Update: The results of this trial saw most of the benefit going to Johnny Depp. The jury found that although Ms. Heard didn't name Mr. Depp in her OpEd article there was still enough evidence to suggest she had malice toward Mr. Depp in her intent that potentially caused him to lose millions.

Those feeling they have been wronged or feel they are due damages because of books, articles or chapters in multi-authored books could use this case to support lawsuits around defamation. Continue reading below to find out how you may avoid defamation challenges in your writing. This is not an exhaustive layout of what you should do for your writing and I highly recommend you speak to a lawyer before publishing your manuscript.

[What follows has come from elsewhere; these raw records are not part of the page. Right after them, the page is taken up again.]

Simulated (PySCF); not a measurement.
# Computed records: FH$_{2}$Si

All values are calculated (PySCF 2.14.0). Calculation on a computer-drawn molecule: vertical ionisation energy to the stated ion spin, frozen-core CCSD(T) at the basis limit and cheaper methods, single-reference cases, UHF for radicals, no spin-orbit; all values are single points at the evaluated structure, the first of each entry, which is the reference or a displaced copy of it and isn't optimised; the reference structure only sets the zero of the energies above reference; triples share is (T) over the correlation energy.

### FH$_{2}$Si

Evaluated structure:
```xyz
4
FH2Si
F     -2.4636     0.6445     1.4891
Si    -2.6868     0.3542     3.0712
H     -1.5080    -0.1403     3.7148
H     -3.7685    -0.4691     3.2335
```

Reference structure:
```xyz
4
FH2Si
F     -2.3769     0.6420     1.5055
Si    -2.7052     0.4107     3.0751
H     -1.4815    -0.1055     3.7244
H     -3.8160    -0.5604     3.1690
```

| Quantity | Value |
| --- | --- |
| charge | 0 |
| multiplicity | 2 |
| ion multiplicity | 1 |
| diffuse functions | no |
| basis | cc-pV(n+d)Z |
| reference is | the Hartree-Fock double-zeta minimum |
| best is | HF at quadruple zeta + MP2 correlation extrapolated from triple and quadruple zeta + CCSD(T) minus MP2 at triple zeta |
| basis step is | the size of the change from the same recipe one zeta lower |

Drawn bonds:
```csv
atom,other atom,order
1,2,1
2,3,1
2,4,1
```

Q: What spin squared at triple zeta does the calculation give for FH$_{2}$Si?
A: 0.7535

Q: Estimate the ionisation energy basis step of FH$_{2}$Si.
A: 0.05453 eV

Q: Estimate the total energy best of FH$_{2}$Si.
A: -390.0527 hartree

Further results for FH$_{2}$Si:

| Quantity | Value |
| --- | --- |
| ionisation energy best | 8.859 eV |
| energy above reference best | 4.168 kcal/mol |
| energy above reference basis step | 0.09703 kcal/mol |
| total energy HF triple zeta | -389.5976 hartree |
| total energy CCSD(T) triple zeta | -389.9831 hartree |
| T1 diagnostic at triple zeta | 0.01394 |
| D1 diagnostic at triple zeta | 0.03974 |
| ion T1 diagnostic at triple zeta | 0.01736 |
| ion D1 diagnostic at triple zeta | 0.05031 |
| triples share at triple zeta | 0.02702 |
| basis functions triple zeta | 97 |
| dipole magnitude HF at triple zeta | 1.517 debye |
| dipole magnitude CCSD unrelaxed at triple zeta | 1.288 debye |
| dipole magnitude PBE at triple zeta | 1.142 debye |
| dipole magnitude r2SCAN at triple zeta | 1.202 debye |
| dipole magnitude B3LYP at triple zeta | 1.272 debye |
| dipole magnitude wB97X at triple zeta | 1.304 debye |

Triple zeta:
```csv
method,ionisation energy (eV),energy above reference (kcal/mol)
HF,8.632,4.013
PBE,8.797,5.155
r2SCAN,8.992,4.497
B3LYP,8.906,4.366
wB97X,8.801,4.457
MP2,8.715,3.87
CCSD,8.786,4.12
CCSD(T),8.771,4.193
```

So, long story short. Amber Heard and Johnny Depp were married. During their marriage, Ms. Heard accused Mr. Depp of physical violence. Mr. Depp denies it. Mr. Depp accused Ms. Heard of physical and emotional violence towards him. She has admitted to some parts of that. Neither has proved it in court, and no criminal charges were brought against either party. But in the public court of opinion, we have made up our minds, resulting in steering movie roles away from both these actors. Whether any of it is true or not. Mr. Depp is now suing Ms. Heard for 50 million dollars in a televised defamation lawsuit, and I am here for it.

My beliefs aside, I am watching closely for how it will play out. Potentially, it all boils down to this. Did Amber Heard's OpEd piece that "she wrote" cause Johnny Depp's career and reputation to be damaged? There is a 2-year gap between their divorce and the OpEd piece that Ms. Heard's lawyers want to dismiss completely, which is when the real damage was done, in my opinion. But The OpEd piece was the most solid piece of evidence Mr. Depp's team could hold her accountable for.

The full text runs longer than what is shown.